Spouses of deceased borrowers on government-insured reverse mortgages who weren’t on the original loan have been provided more protection.
The Department of Housing and Urban Development
issued Mortgagee Letter 2014-07 in April 2014 that had an alternative interpretation for the National Housing Act benefiting surviving spouses who weren’t originally on a home-equity conversion mortgage.
Then, this past January, HUD issued Mortgagee Letter 2015-03 allowing mortgagees to
delay calling HECMs due and payable when there is an eligible surviving non-borrowing spouse.
That mortgagee letter impacted HECMs with case numbers that were assigned by the Federal Housing Administration after Aug. 3, 2014.
On Friday, HUD issued Mortgagee Letter 2015-12.
The latest update allows mortgagees the option of applying the change to HECMs that had case numbers assigned prior to Aug. 4, 2014.
By utilizing a
Mortgagee Optional Election Assignment, mortgagees can assign an eligible HECM to HUD despite the death of the last surviving borrower and regardless of the loan’s unpaid principal balance.
But in order for the non-borrowing spouse to remain in the property, the servicer must agree to it, the tax and insurance payments must be paid in a timely manner, and the property must be maintained as required by the terms and conditions of the HECM.

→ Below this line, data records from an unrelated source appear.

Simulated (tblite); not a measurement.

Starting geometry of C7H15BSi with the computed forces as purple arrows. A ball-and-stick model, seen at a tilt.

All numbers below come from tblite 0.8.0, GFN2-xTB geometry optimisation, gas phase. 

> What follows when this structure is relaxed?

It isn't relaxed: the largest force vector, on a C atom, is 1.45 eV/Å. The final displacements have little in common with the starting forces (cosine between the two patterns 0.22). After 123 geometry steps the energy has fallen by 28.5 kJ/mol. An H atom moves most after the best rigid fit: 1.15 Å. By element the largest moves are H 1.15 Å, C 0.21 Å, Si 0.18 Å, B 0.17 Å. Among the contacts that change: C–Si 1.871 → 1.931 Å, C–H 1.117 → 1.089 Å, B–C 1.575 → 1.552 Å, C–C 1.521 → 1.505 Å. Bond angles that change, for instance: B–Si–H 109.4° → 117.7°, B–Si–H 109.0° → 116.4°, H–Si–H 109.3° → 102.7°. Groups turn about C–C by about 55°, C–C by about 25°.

Other requirements include that the surviving spouse currently lives in the property and lived there during the duration of the borrower’s life and was married to the borrower when the loan closed (or engaged if a same-sex relationship in a state that doesn’t allow same-sex marriages but married prior to the borrower’s death).
In addition, the non-borrowing spouse must be able to obtain marketable title to the property within 90 days of the borrower’s death.